Discover Broadly, Implement Narrowly

wpnews.pro

I have been building software with coding agents across more than isolated functions and local fixes. The work has increasingly included requirements, architecture, implementation, review, correction and maintenance.

That experience has made me wonder whether many agentic coding workflows are optimising for the wrong finish line.

The usual question is whether the agent completed the task. Did the feature work? Did the tests pass? Did the build succeed? Was existing behaviour preserved?

All of that matters.

But another question keeps intruding: what did completing this task reveal about the architecture of the system?

A change can work perfectly and still expose a deeper problem. It may introduce a second authority path, duplicate lifecycle state, blur a trust boundary, attach evidence to the wrong identity or leave behind code that nobody can confidently repair without returning to another agent.

A passing build proves that the requested change works. It does not prove that the system is becoming safer, simpler, more intelligible or more maintainable.

That distinction matters more as agents produce implementation faster than humans acquire understanding of the resulting system.

What follows is an attempt to sketch a bounded stewardship framework around that problem: one that separates observation from action, classifies what implementation reveals and reserves architectural change for a slower, more deliberate process.

Task completion is not system stewardship

Coding agents are usually given bounded tasks. Add this feature. Fix this bug. Implement this specification. Make the tests pass. Preserve existing behaviour.

Their behaviour is therefore rational. They optimise for task completion and try to avoid unnecessary changes.

In many contexts, that restraint is desirable. Nobody wants an agent to treat every feature request as permission to redesign the repository.

Yet the same restraint can preserve structural weaknesses indefinitely.

An agent may notice that several modules duplicate the same authority rule. It may discover that the object model cannot represent a newly required distinction. It may find that one field is serving simultaneously as draft state, publication state and user visibility. It may realise that a future maintainer will struggle to reconstruct why a particular implementation exists.

Unless the task explicitly authorises architectural review, the agent is usually encouraged to solve the local problem and move on.

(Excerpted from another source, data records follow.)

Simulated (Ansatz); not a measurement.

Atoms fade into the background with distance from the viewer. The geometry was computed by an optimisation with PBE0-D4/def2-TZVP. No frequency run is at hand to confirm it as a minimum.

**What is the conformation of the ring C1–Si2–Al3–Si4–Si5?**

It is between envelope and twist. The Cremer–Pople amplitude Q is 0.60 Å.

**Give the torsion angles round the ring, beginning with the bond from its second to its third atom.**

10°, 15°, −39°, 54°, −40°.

The opposite instruction would be just as dangerous. Telling an agent to “always improve the architecture” invites speculative abstractions, opportunistic refactoring, fashionable infrastructure and the repeated reopening of settled decisions.

The answer is not simply to make agents more architectural.

It is to give them wider permission to observe than to act.

Observation authority should be wider than action authority

I find it useful to distinguish between two roles.

The implementer remains tightly bounded. It completes the authorised request, preserves accepted constraints, adds the necessary tests and avoids unrelated refactoring.

The steward is allowed to look more widely. It may ask whether the implementation has revealed a duplicated authority path, a missing trust boundary, lifecycle drift, object-model strain, weak observability, an absent recovery path or evidence that the architecture is working as intended.

The important point is not merely that there are two roles. Software engineering already distinguishes between authors and reviewers, feature work and refactoring, and implementation and architecture.

The more specific claim is that the right to observe should be broader than the right to modify.

Ordinary scope discipline says: do not touch unrelated problems.

Architectural stewardship should say something more demanding: notice relevant problems beyond the immediate change, surface them through a governed channel and do not implement them without separate authority.

The stewardship channel may discover beyond scope. It may not implement beyond scope.

That asymmetry creates room for architectural awareness without turning every coding task into a redesign exercise.

The human burden changes, but does not disappear

A fair objection is that this simply moves the burden.

Instead of asking a human to understand all the generated code, we ask the human to understand the agent’s architectural findings.

That objection is partly correct.

The process does not remove the need for human judgement. It changes the form of the work.

Rather than expecting a person to reconstruct every architectural consequence from a large generated diff, the agent is required to surface a limited set of grounded observations. Each observation should be tied to a known constraint, concrete evidence, a likely consequence, a confidence level, an owner and a condition under which the concern would be shown to be wrong.

The human burden becomes adjudication rather than total reconstruction.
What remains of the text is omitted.